Sunday, October 26, 2008

Discriminatory Democracy

While I do think that one need not be overly "in your face", sometimes the principle is important.

As in this case:-

...activists Baruch Marzel and Itamar Ben-Gvir will return to court this week to fight for their right to hold a march in the Israeli Arab city of Umm el-Fahm. The march is opposed by police, who say they cannot provide security for the marchers...mayor Mustafa Sohel has promised to lead tens of thousands of Arabs in preventing the march.

Supreme Court justices Edmond Levy, Hanan Meltzer, and Edna Arbel ruled several weeks ago that nationalists are permitted to march in Umm el-Fahm. The march may take place within the city itself, they ruled, and not within the municipal limits but outside the city, as police had proposed.

Levy told the police they had two weeks to find a way to protect marchers. Meltzer slammed police for opposing the march, saying that prohibiting the event was discriminatory and violated nationalists' civil rights.

Now, that seems a fair ruling especially as:

leftists who oppose the presence of Jews in Hevron, where both men live, are allowed to march through the Jewish neighborhood of Hevron on a regular basis. Jews should enjoy the same freedoms in Arab towns, they say.

But what happened?

...Marzel and Ben-Gvir waited for the police's response, only to be summoned to court yet again several days ago. This time, justices Elyakim Rubinstein and Yoram Danziger will replace Meltzer and Arbel, they were told. Marzel and Ben-Gvir appealed the decision and demanded that the original panel of judges hear any further arguments.

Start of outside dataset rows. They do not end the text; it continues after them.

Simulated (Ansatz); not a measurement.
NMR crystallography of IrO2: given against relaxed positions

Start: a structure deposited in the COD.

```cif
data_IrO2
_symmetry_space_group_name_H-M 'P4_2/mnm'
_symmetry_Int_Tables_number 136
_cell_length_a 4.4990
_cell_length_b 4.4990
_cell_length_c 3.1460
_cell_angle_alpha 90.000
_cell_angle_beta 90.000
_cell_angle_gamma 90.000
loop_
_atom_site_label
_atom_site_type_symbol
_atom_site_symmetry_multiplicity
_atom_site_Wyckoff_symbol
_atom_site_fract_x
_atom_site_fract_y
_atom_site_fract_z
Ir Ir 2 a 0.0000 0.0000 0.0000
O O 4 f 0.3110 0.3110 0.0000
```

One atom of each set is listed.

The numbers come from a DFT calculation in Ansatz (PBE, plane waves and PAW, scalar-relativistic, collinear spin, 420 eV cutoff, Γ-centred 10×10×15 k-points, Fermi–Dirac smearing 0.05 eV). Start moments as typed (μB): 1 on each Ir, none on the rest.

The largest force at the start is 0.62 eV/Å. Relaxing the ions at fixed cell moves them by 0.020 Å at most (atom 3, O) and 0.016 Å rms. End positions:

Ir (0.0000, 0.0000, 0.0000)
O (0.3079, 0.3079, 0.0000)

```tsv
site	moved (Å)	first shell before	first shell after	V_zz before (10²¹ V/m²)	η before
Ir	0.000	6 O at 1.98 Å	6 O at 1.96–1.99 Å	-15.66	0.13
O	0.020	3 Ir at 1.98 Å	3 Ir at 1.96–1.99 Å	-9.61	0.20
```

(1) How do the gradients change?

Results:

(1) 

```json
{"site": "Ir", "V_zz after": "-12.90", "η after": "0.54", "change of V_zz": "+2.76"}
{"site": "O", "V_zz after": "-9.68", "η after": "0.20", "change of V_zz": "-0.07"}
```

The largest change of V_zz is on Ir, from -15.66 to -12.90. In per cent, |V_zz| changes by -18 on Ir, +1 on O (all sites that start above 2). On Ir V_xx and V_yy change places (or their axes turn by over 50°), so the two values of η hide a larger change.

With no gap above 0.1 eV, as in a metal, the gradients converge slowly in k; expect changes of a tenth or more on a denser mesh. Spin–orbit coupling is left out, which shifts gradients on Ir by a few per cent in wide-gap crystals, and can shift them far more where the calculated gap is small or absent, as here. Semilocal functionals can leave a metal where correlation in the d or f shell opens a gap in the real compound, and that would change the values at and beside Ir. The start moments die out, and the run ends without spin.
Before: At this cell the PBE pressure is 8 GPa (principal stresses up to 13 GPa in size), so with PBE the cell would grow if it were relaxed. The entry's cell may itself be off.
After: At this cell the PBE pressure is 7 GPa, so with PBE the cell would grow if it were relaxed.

That's a neat trick. Changing the rules in mid-game.

And how did it start?

Marzel and Ben-Gvir say they originally had not planned a march, but rather wanted to set up a stand in Umm el-Fahm where they would sell Israeli flags on Independence Day, which many Israeli Arabs commemorate as Nakba (Disaster) Day. The flag sale was meant to emphasize residents' obligation to show loyalty to the state, they said. The idea to hold a march began after police refused to grant them permission to open a kiosk in the city.